|In Verona a few weeks ago|
I thought it had a few nice things to say, but probably took far too many words to say them. It felt a bit manipulative and overstated for my taste. I thought back on the last nearly nine months of my life and realized that I've hardly used my phone at all (the beauty of knowing only a handful of people and not feeling brave enough to talk to three-quarters of them over the phone in a foreign language). It's much more Ada's phone than mine these days anyhow. But the article did make me think about my screen time in general. Naturally, it made me think about blogging.
A big reason I blog is so my daughter will know me. So she'll have some pieces of my writing, links to pop culture or articles I found fascinating, photos of things I thought beautiful, and be able to piece it all together and think, "My mother was a human with a heart and a brain and a spirit." But is that really the best way to help her know these things about me? And isn't it a bit presumptuous to think that she will care enough to read any of it anyway? (Though if she is anything like me, she'll be hounding her grandfather for years about getting a copy of that great-grandmother's journal he promised . . . ahem . . . Grandpa?)

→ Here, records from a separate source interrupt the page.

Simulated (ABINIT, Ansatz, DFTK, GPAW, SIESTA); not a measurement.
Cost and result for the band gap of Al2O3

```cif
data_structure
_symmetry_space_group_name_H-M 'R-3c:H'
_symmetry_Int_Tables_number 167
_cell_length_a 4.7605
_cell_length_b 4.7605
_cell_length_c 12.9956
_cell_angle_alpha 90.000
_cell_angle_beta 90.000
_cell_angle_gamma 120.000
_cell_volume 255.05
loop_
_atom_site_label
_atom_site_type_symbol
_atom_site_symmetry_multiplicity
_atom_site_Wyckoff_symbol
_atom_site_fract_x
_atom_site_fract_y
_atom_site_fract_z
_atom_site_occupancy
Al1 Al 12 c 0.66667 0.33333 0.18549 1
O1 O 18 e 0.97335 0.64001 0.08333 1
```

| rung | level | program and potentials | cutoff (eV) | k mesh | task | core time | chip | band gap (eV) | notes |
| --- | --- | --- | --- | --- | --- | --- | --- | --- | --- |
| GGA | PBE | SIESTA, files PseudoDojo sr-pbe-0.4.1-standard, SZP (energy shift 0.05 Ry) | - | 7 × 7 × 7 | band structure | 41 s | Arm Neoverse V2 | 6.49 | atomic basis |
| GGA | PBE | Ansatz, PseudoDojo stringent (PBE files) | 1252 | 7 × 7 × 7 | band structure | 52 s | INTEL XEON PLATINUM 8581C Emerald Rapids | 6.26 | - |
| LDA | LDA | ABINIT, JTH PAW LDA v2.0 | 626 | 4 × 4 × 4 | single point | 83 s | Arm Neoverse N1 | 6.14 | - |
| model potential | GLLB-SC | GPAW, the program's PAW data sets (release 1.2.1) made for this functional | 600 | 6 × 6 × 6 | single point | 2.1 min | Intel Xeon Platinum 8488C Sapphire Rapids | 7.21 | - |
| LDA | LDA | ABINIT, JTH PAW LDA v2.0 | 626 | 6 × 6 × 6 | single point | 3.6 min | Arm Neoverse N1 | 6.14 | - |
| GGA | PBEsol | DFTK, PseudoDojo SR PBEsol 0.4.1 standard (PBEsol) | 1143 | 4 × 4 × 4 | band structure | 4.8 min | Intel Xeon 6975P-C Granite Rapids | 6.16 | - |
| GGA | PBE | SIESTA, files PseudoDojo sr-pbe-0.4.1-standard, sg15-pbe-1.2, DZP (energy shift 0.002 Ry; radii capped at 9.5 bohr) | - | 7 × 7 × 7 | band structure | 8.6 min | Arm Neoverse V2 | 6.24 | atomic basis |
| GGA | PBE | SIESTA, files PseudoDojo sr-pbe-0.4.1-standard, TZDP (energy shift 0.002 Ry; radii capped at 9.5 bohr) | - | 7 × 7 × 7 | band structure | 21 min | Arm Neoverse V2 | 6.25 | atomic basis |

Blogging and journaling can help our kids know us, certainly, but I have hardly read any of my mom's written thoughts. Regardless, I know the kind of woman she is anyway; the hardworking, forgiving, hearted, brained, spirited mama that still amazes me. I know her because I grew up at her side, spending summers together, talking in the car, singing to the piano, and even learning in the middle row of numerous math classes.
So while I'm sure the distractions will only mount as we take on more back in The States, I hope that I can give Ada indisputable truths about who I am by the experiences we share together and the observations she makes herself. As well as snippets of my inner-workings as I work them out in writing, of course.